Figure 2: page mapping scheme

Advantage: This mapping technique provides the flexibility that for update operation any logical page coming from the top layer can be mapped to any clean physical page available in the flash memory in any block [11]. Thus there is no necessity of aligning the page at the same physical offset within a block in Flash memory as that of its given logical offset. But it suffers from a critical drawback which prevents it from becoming a scalable system i.e. the size of page map tables increase with the size of Flash Memory. For page mapping scheme the page map table consists of entries storing the physical page number of the corresponding logical page number. The index of the entry denotes the logical page number and the value stored in the entry indicates the corresponding physical page number

Table 1. Measures of page mapping scheme

| Garbage collection cost | Block Erase is done when<br>a block is completely |  |
|-------------------------|---------------------------------------------------|--|
|                         | utilized.                                         |  |
| RAM requirement         | Proportional to flash size                        |  |
| Search time             | Not required                                      |  |
| Usefulness              | Useful in case of strict                          |  |
|                         | time requirement                                  |  |

## 2.2 Block mapping

In block mapping [7] scheme, the smallest logical unit that the FTL uses for address translation is a block. A block is also smallest erase unit for flash memory. For block mapping scheme the block map table consists of entries storing the physical block number of the corresponding logical blocks. The index of the entry in the map table denotes the logical block number and the value stored in the entry indicates the corresponding physical block number as shown in figure 3. In this scheme the top layer passes the address of the data which is to be updated. This address consists of the block number and the page offset i.e. page number within that block. This is called as logical address. Using logical block number, corresponding physical block number is looked in the map table. The data then is written in that physical block at the same page offset, as that of it's offset in the given logical block [11]. If data is already written at that offset in the physical block, then a new clean block is allocated and the data which is to be updated along with the data in the old block are written in the new allocated block.

Advantage: this mapping scheme requires less space for storing the mapping information. The disadvantage is that the garbage collection overhead is more, as it has to perform a block copy and a block erase for a single page update.

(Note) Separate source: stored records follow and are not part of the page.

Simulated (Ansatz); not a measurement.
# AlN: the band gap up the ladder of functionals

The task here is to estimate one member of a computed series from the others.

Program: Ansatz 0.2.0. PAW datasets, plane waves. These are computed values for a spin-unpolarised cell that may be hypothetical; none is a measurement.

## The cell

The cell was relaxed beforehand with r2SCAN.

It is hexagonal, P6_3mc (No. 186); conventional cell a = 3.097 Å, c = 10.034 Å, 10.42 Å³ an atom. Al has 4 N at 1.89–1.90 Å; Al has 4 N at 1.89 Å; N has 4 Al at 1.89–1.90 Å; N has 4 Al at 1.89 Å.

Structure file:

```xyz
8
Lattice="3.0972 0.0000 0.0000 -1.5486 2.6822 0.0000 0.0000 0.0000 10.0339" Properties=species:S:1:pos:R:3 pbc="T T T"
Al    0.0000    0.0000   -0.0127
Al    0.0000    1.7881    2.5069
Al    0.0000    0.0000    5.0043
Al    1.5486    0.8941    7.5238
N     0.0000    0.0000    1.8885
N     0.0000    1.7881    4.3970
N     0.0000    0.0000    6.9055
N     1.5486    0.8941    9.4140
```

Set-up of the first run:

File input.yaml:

| Table 2. Measures of | f block | mapping | scheme |
|----------------------|---------|---------|--------|
|----------------------|---------|---------|--------|

| Garbage collection cost | Block Erase is done for a  |  |
|-------------------------|----------------------------|--|
|                         | single page update         |  |
| RAM requirement         | Proportional to block size |  |
|                         | and flash size             |  |
| Search time             | Not required               |  |
| Usefulness              | useful in case of read     |  |
|                         | dominant access pattern    |  |

## 2.3 Hybrid mapping scheme

In hybrid mapping scheme the total available blocks of flash memory are divided into two types: log blocks also called as update blocks, this entire set of log blocks is called as log buffer. Data blocks or primary blocks, the entire set of data blocks is called as data buffer. This combines the page mapping for data blocks and block mapping for log blocks. That is whenever an update to some data is to be done, the data page to be updated is appended sequentially in the corresponding log block and the mapping table is updated accordingly. The log blocks are very less in number 3% of total data blocks. The advantage of the scheme is that it requires less space for storing mapping information, just like block mapping scheme and also requires less overhead of garbage collection as that of page mapping scheme. Based on the hybrid mapping schemes various mapping schemes have been proposed and various state of art FTLs has been implemented.



Figure 3: Block mapping scheme

Most representatives of them have been analyzed in next section by presenting time complexity computations. The following context tries to derive the time complexity of merge operation. Merge operation merges more than one data blocks into a single block with the intention to reclaim some data blocks. The computations presented here are derived for the two representative schemes, BAST and FAST.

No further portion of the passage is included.